Are you in Pain? Take yourself on a Forgiveness Retreat. I did.
It was August 2010, I was on a church weekend Forgiveness Retreat. I had heard about the retreat a couple weeks before and knew immediately, with every cell of my body, a 100% yes !, that I needed to get myself there. No matter what favors or babysitting I had to call in, my heart and soul knew I needed some deep level healing. I may not have been ready to heal just yet, I was still licking my wounds. I was more at a place where I was trying to practice deep breathing between emotional roller-coaster outbreaks of “Why me?” and “What next?”.
So there I was, at this forgiveness retreat, not having any idea what to expect. I was new to the divorce journey and I hadn’t quite found my allies of support just yet. I was too busy processing the pain and trying to accept this new life for myself. On top of this pain distraction I had just moved back home to the bay area and was attending a church I hadn’t gone to since I was in High School. I was still in a no man’s land, somewhere in between the life I was leading before the “life change” happened and the space in between where I didn’t know quite who to trust, talk to and where to receive support. I was a little lost. And as a woman who had always prided herself on knowing what she wanted and where she was going this was hard for me.
I walked into the main hall of the retreat center and it was dark and uninviting. I was early. I was the first one there. Great, this is going to be a long weekend, I thought to myself. Can I still return to my car and take off before anyone see’s me? Apparently my spirit wanted me to get over myself and be there for healing but my broken heart, overwhelmed mind and distrusting body wasn’t quite on board yet.
Me? somewhere early, that never happens. Usually I’m squeezing in a workout or an errand and walking in just in time. But that day I was there early because I was scared. I was out of my comfort zone but I was also eager to do something different in my recovery. It had been more than 6 months since I’d started my divorce journey and I wasn’t in a good place yet. Before I had the chance to dart to the door a woman called out to me. It was the pastor leading the retreat.

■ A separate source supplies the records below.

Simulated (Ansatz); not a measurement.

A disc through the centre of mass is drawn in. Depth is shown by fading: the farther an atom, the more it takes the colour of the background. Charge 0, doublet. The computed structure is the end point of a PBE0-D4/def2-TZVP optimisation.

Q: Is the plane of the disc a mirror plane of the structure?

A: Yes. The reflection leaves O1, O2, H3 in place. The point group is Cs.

There was another reason I was there early. Before the retreat we could book special prayer time with the pastor throughout the weekend. I nabbed the first spot. I wanted to be able to tell the pastor if I was crying uncontrollable that I was fine. I didn’t want the group to worry about me or hold up the itinerary of the workshop. I wanted her to know my story before the weekend began. It was my tendency to hide, overlook my own needs and take care of others needs before my own. Not this time. I wanted to heal. I wanted to have accountability with the pastor who was leading the retreat. I wanted to have a “deal” that this time I was going to break some of my life long patterns that I was beginning to identify. I didn’t want my life to ever be in this magnitude of depletion, turmoil, loss and grief ever again. It was too painful. To great of a loss.
After we met, the pastor walked me outside to a garden spot. As we sat there overlooking a Mountain view, she told me a little about her story and how she came about to leading the retreat. I then began to open up to her and share with her my story.
Healing takes admitting you are in PAIN
Why did this retreat call to me? Why am I here? It had been more than 6 months since my life and marriage relationship had forever changed and I needed more then the weekly counseling sessions and the books I was reading. I needed to find a way to integrate forgiveness into my unraveling marriage relationship or the pain was going to get the best of me. I wasn’t a fan of forgiveness but I needed to do things differently. I wanted to stop crying. I wanted to be happy again.
I told the pastor I was going through a separation process with my Husband of 10 years. We had 2 small children together, age 3 and 4 1/2. Our separation was a complete surprise to me. To say the rug was pulled out from under me was an understatement. I never saw our abrupt and painful ending coming. (Well at that point I was oblivious, I was busy with 2 small children and running a fitness business from my home. Later as I did more work I did see more pieces of the puzzle I was able to see later, but that is a sharing for another day.)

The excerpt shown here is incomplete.